So you may be thinking, this is all doom and gloom; what can we do about it?
And I want to finish with practical ways to reduce our stress. Ways which Sarah did and as you can see from the graph her total weight drops due to the body not holding on to water all the time due to stress.
1. Exercise
Here are the rules. You must want to do the exercise and it has to be an exercise you enjoy to cause stress relief.
Change your mindset from “I have to do this workout” to “I CAN do this workout or I GET to do this”. Not everyone can walk, or go to a gym in a 1st world country. Change the way you look at exercising and it helps with stress relief too.
Exercise enhances mood and blunts the stress response only for a few hours to a day after the exercise session.

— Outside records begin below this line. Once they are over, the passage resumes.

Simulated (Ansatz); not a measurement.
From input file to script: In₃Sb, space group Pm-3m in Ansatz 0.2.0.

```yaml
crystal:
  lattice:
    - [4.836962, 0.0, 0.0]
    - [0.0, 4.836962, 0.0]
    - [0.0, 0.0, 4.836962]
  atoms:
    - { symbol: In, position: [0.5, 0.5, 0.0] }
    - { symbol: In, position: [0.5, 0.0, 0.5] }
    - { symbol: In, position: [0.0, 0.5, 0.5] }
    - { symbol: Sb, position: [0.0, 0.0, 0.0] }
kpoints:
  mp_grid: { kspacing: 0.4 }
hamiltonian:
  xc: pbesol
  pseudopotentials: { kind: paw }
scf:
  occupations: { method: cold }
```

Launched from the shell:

Exercise is stress-reducing so long as it is something you actually want to do. Let rats voluntarily run in a running wheel, and their health improves in all sorts of ways. Force them to, even while playing great dance music, and their health worsens.
You’re not forced to do anything, remember that, so stop saying, “oh I have to do this workout now….” you’re just triggering a stress response!
2. Social support
In a number of subtle studies, subjects were exposed to a stressor such as having to give a public speech or perform a mental arithmetic task or having two strangers argue with them, with or without a supportive friend present. In each case, social support translated into less of a cardiovascular stress-response.
Go to the gym with a friend. Run with a friend. Walk with a friend.
3. Controlling the rewards
Studies show rats and pigeons prefer to press a lever to get food vs just having it thrown at them freely.
So, in this case, control when you eat put a time to when you’re going to eat food vs just having food whenever. This can reduce your stress, and it’s preferable.
Empowerment is key, take control and don’t give up control over what you eat to other people.
4. Predictability
Studies show when we have predictability, our stress reduces.
Think of this in your day-to-day.
Is it predictable that you’ll get 8 hours of sleep? Food at X times? 15 mins of free time to yourself midday? A chance to get a morning walk in? An evening walk? That you wind down for bed every day at 9pm?
The more predictable we can make those things, the lower our stress.
If every day is chaos and you have no clue what’s happening then that may be *exciting* but too much of that (the story of stress, too much of anything is the opposite) and you’ll be stressing yourself out.
And if by now you should know the impact of stress!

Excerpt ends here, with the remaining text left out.